The History of Butternuts
The Old Butternut Road
Migrating aboriginal people at the end of the last ice age discovered a natural wonder that would become known as the Butternut Valley. They found abundant natural resources, good water, flint and rock for tools, arrowheads and other weapons, many edible wild plants, grasses, fruits and nuts, and one nut in particular – the prized Juglans cinerea – better known as the Butternut. Soon word of a very special place spread throughout the northeast … “the land where the Butternut grows.”
The route to the Butternut valley, thousands of years old and commonly referred to as “the Old Butternut Road,”1 was already well known when Dutch traders found it in 1614.2 The road to and through the Butternut Valley, always a destination, was described as being a foot wide and a foot deep. Numerous archeologically sensitive sites along the Butternuts Creek attest to that migration and habitation.
The Wild West
Development of the lower Butternut Valley began with the signing of the Fort Stanwix Treaty of 1768 creating a western frontier. All newly available New York land was sold within two years. The lower Butternut Valley includes lands purchased as follows, from west to east: Twenty thousand acres by Clotworthy Upton, 82,030 by Staats Long Morris, his wife Catherine, Duchess of Gordon, and Col. John Butler, and the 69,000 acre Otego tract. These investors were obligated to establish farming communities within three to seven years.4 Land holders of the Butternut Valley used many means of attracting well prepared colonial settlers to the peaceful valley from areas of eastern NY and from New England5 where political unrest was stirring. Leaving well-established communities and cultures, they packed up their architectural and agricultural backgrounds along with their tools, clothing, ideas of education, etiquette, entertainment, religious practice, and fashion and settled into an area alive with natural resources.
Butler and the Morris’s divided their purchase with the Morris’s taking 32,030 acres from the southern part of the tract. After a trip upstate in 1769 to see their purchase, and “…to superintend the settlement of the (tract). Several persons obtained farms from….[the Morris’s], and the settlements which sprang up on the Butternut Creek were long know as the “Old English District’ “6 Catherine Morris chose, and they set aside, an eight patent lot tract (1,600 acres) for their own estate and home.7 On these new farms, raising sheep and the making of cheese, butter, cloth, leather and leather products led a growing economy. Development of the area proceeded rapidly.

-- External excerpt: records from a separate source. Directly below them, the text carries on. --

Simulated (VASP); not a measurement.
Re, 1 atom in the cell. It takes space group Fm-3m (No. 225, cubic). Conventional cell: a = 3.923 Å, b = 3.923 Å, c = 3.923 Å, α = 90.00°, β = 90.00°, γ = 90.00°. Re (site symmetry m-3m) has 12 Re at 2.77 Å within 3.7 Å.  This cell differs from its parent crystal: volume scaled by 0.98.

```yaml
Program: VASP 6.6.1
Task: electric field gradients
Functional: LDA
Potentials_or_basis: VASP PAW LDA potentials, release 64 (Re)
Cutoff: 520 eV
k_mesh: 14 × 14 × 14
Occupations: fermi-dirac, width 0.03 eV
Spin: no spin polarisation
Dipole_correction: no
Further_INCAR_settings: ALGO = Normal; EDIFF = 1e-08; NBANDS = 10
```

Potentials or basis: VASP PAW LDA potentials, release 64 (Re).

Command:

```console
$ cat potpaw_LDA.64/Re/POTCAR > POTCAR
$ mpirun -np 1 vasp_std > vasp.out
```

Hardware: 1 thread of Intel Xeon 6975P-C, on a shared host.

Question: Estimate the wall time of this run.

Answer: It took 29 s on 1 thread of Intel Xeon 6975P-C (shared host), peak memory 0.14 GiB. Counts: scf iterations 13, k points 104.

Throughout most of the 18th century seasonal aboriginal occupation of the valley peacefully overlapped that of western European settlement with Revolutionary War events briefly interrupting the process. Caught in the middle of squabbles between Tory guerrilla fighters and Revolutionary guerrilla fighters, some politically neutral farm families, were driven away. Those in the backwoods and on the hilltops fared better. As soon as they felt it safe to do so, many returned to restart their farms.
As the Revolutionary war ended, more families came to the Butternut and Unadilla River valleys from all corners of the eastern U.S. as well as from France and England. Women in these families were accustomed to living under fairly civilized conditions8 and were not prepared to put up with anything less for any length of time. These early communities, identical to those left behind in New England, New Jersey, Philadelphia and Great Britain, were in the mainstream of contemporary American life.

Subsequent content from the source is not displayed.